The witness, a Cincinnati man driving along Monmouth Street, saw Mr. Johnson struggle with the boys and get away from them, Sgt. Liles said. He was preparing to get out of his car and help, he said, when one of the teen-agers shot Mr. Johnson in the back as he walked away from them.
"He saw it all," Sgt. Liles said.
The teen-ager well-known to police is the accused shooter. Both he and the boy without a record are charged with murder and robbery. They remained in Mason County's juvenile detention center Friday.
A hearing to determine whether they should be tried as adults is expected, but had not yet been scheduled, Sgt. Liles said. They likely will be tried in adult court because Kentucky law requires the transfer of juveniles 14 or older who are accused of committing crimes with guns.
Even though one boy is accused of pulling the trigger, both are charged with the crime.

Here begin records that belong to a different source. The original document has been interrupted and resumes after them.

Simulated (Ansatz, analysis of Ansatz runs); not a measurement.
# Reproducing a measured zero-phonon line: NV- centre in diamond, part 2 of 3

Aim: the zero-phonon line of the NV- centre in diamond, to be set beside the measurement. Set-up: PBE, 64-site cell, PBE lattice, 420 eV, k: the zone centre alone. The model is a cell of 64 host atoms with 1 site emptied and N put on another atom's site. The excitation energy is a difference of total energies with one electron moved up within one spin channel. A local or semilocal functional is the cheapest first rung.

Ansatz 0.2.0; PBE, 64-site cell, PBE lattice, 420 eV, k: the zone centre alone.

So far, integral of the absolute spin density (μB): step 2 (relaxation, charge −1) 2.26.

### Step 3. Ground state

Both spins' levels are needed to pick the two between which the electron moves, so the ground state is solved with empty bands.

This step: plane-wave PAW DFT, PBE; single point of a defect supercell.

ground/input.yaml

"He knew what they were going to do," the sergeant said. "He knew they had the gun. He was involved in the whole thing."
Police recovered a small-caliber revolver.
Sgt. Liles, a department veteran, wanted to assure residents that the way Mr. Johnson died -- in an apparently random street robbery -- is not a common or growing problem in Newport.
"It's the first one I'm aware of in a long, long time, if not ever," he said. "Especially by two 15-year-olds."